Commercial Solar Power Projects win reprieve from government review

Climate change minister Greg Combet has announced that the government will accept the vast bulk of the recommendations from the Climate Change Authority including keeping the large-scale target fixed at 41,000 gigawatt-hours.

The key elements of the government’s response probably of most concern to the renewable energy sector are:

No change to large-scale target

The government will not alter the large-scale renewable energy target, keeping it at the current 41,000GWh by 2020.

No change to 100kW size threshold for SRES

Contrary to the recommendation of the CCA, the government will not change the 100kW threshold below which solar PV systems qualify for the Small-scale Renewable Energy Scheme (SRES). This will come as welcome news to those engaged in selling solar PV for commercial business rooftops, which commonly exceed 10 kW (the threshold recommended by the CCA), meaning they will continue to be able to create certificates (STCs) upfront for generation over the system’s life.

This allows renewable energy certificate revenue to be realised immediately, which is very important in selling systems to clients who commonly require very short payback times as electricity generation is not core-business.

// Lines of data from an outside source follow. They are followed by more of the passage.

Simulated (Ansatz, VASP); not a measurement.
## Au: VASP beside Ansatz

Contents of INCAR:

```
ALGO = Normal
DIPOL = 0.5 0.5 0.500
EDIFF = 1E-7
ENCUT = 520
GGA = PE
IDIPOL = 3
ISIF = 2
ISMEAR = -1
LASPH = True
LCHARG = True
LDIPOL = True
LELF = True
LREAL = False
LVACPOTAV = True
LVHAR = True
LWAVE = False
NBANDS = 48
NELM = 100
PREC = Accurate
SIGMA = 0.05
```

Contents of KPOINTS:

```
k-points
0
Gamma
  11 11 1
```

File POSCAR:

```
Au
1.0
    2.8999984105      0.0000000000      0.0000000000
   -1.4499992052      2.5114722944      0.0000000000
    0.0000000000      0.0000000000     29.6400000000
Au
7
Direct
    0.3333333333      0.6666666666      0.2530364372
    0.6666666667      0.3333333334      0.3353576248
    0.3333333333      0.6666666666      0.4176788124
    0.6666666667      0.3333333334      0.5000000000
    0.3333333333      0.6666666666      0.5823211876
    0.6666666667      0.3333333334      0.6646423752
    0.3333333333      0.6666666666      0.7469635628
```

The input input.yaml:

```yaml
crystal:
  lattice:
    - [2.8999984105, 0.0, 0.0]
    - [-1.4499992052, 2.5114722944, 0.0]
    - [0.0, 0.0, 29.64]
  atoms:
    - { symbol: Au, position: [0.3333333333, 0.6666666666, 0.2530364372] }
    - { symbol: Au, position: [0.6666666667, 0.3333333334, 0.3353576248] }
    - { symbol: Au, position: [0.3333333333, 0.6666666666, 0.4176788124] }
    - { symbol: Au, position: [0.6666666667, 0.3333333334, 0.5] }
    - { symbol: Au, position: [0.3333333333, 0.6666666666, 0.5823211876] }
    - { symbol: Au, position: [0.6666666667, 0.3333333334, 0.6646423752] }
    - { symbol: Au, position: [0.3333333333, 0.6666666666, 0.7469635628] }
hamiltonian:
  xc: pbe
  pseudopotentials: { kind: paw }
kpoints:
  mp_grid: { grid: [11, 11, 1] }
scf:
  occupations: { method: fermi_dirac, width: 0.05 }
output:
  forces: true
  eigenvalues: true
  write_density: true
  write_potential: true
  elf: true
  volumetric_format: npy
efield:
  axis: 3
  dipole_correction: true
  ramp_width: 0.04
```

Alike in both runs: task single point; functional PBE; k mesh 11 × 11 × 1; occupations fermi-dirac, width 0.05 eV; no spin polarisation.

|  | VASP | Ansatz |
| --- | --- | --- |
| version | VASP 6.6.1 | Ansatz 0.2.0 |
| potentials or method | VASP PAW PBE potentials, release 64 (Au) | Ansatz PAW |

It is this part of the government’s decision which is most welcomed by Solar Wholesalers as we see great demand for commercial solar power systems from businesses whos’ power prices have risen dramatically in recent years

Deeming period for solar to reduce over time

Consistent with the CCA recommendation, the length of time over which certificates can be deemed upfront for small-scale systems will be changed such that generation beyond 2030 will not be rewarded with certificates. This phase-out will take place commencing in 2017.

Reviews of RET to be pushed out to every four years instead of two

Consistent with the CCA recommendation, the time period between reviews of the Renewable Energy Target will be extended to four years instead of every two years. If this manages to pass the parliament it would reduce the degree of uncertainty about whether the settings could be changed for the RET.